Belt sander sharpening

Joined
Dec 21, 2005
Messages
29
Hi Guys,
Been looking at another forum so this question may be redundant.
I have a H.F. 1x30 belt sander and some new belts from Lee Valley.
Anybody got any advice on how to go about sharpening with this machine.
Also I have been informed of the dangers of belt sharpening already. I am a carefull person so please don't worry.
Help with this new endeavor would be appreciated

Eric,
 
The basics are the same, they don't really change from benchstone to belt sander to rock you pick up outside. Since the belt sander moves so fast the speed of metal remove is very high even for fine grits and thus the main difference is that it doesn't take very long.

-Cliff
 
With any power tool, the disadvantage is, that if you make a mistake, it happens faster and worse. Keep that in mind, "let the tool do the work", go slow, and you'll be fine.
 
I started using my HF sander by getting a burr at a lower angle than my sharpmaker 20 degree slots, then moving to the sharpmaker. You can also go to a fine India stone or other stone of your choosing, to remove the wire edge/burr at a higher angle than the sander ground on. The leather belts for sanders work well with some compound on them. Just strop using the leather belt on the sander with some white or green compound. These belts run about $15-$20 though, so you may want to use a stone if you have one handy already. I typically use edge trailing on the sander. I've tried edge leading, but its difficult for me to visualize the sharpening angle that way.
 
I typically use edge trailing on the sander. I've tried edge leading, but its difficult for me to visualize the sharpening angle that way.

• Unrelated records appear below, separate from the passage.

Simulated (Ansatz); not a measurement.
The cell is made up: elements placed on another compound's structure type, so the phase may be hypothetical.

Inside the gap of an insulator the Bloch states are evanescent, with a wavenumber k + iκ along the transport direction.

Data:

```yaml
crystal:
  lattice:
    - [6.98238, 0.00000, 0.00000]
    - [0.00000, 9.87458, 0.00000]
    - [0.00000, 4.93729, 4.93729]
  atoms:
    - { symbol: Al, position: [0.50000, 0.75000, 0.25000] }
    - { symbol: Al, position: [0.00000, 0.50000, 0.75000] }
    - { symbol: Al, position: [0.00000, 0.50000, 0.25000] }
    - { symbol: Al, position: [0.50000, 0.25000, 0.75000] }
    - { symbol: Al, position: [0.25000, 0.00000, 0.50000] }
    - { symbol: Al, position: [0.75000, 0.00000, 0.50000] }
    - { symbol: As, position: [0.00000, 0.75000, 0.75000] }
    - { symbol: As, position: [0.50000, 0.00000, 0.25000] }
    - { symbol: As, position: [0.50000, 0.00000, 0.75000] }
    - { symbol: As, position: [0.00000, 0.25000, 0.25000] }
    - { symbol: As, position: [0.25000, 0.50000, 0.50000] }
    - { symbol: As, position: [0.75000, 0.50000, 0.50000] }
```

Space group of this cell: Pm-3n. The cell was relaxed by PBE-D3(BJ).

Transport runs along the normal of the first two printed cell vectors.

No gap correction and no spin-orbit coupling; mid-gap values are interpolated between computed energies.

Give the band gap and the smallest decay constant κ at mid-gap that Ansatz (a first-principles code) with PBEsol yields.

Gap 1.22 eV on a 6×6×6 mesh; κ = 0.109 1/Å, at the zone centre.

Not to mention that edge leading is potentially far more dangerous. Sharpening on a belt sander should be done edge trailing.

Mark
 
Don't know if you've already done this but you might try modifying the belt sander by rigging it to lay on its back (bottom and feet away from you ) so the platen and belt are parallel with your work suface. It's easier (for me anyway) to get the bevel angle right that way. I run the belt away from the edge when I use it. It's a great tool, enjoy it!
 
When people say go slow, they are referring to not trying to do everything in one pass - keep the pressure light. Don't move the blade too slow, or else you'll burn it. Go to a garage/yard sale, pick up a bunch of knives, and practice on them, then throw them away. You'll be amazed how easy it is to burn a tip....
 
Do a search here for Jerry Hossom or go to the forum that starts with a "K" and check Jerry Hossom's forum - He has written about how he sharpens with one.
 
All great advice so far. FDon't poke and look ,long smooth confident grinds with a very light touch. You have the most important tool of stock removal knife making. All you need is a angle grinder with a cutoff wheel for cutting blanks and a dremel for finishing work and yu can start making knives. Buy some annealed steel like 1095 and send it away for heat treat and start with some small simple knives or throwing stars. Have a look at a cold steel tru flight thrower, I bet you could make one in 2 weeks from now?
 
1095 can be heat treated at home with a propane torch and a toaster oven.